Bullshitting has an academic definition.
“Communications that result from little to no concern for truth, evidence and/or established semantic, logical, systemic, or empirical knowledge” is how John V. Petrocelli put it in a new study.
The science of bullshitting goes back further. Petrocelli’s definition is adapted from the philosopher Harry G. Frankfurt, who wrote a seminal essay in 1986 conceptualizing bullshitting — a phenomenon he said most people take for granted.

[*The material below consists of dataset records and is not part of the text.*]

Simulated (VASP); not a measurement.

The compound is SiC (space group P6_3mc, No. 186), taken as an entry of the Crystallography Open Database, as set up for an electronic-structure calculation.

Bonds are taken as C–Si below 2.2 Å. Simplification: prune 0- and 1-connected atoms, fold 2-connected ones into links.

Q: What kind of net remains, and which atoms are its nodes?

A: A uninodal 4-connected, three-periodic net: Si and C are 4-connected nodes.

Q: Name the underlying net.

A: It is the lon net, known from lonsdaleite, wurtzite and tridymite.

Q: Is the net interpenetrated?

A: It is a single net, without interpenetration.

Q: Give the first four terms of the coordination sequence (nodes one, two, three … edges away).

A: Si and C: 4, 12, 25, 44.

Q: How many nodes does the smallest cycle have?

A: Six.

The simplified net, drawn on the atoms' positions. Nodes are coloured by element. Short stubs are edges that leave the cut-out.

“One of the most salient features of our culture is that there is so much bullshit. Everyone knows this,” he wrote. “(But) we have no clear understanding of what bullshit is, why there is so much of it, or what functions it serves.”
Petrocelli agrees.
In his paper, the Wake Forest University associate psychology professor tries to measure what makes people bullshit in the first place. To do that, he ran two separate experiments: One in which he tested how social conditions affect one’s likelihood to bullshit and the other in which he analyzed how being held accountable affected bullshitting.
In the first experiment, Petrocelli used data from a questionnaire that 594 participants on Amazon's Mechanical Turk platform filled out. He found that bullshitting was largely fueled by social pressures.
“… when people do not estimate getting away with bullshit to be easy, they appear to be willing to bullshit only when they feel obligated to provide an opinion. As such, relative to the ease of passing bullshit, the obligation to provide an opinion appears to have a more potent influence on bullshitting behavior.”
Put simply: People tend to bullshit more when they feel pressured to have an opinion on something. Petrocelli simulated that pressure by creating two conditions for a thought-listing task, one in which people were shown a disclosure saying they weren’t required to submit comments and another without it.
In the second experiment, which drew upon questionnaire data from 234 undergraduate psychology students, Petrocelli found that behavior is augmented when people feel like they won’t be held accountable for or have to explain their bullshit. He tested that with four conditions for another thought-listing task, one in which participants were asked to provide opinions with complete candor and three others where they were told their comments would be evaluated by an expert and recorded.
“… people appear to be especially likely to bullshit when it may be perceived as acceptable or relatively easy to pass — when they are not held accountable or when they expect to justify their positions with like-minded individuals. When receiving a social pass for bullshitting is not expected to be easy — when people are held accountable or when they expect to justify their positions to people who disagree with their attitudes – people appear to refrain from bullshitting.”
Although they’re littered throughout his paper, Petrocelli didn’t use the terms “bullshit” or “bullshitting” with the study’s participants because “not only do laypeople have widely varying beliefs about what constitutes bullshit, it seems unlikely that people are generally ready to admit to bullshitting,” he wrote.
Taken as a whole, the findings indicate that bullshitting is more than just a psychological phenomenon rooted in our own delusions — it’s socially constructed, and there’s much researchers don’t know about its intent or effects. And that has ramifications beyond your daily interactions, Petrocelli said in the paper.
“Understanding bullshitting is not simply an attempt to understand the conditions under which bullshitting is most prevalent,” he wrote, “but is also an attempt to understand the psychological processes that both enable people to communicate with little to no concern at all for evidence as well as the processes that explain why people accept so much bullshit without questioning its validity.”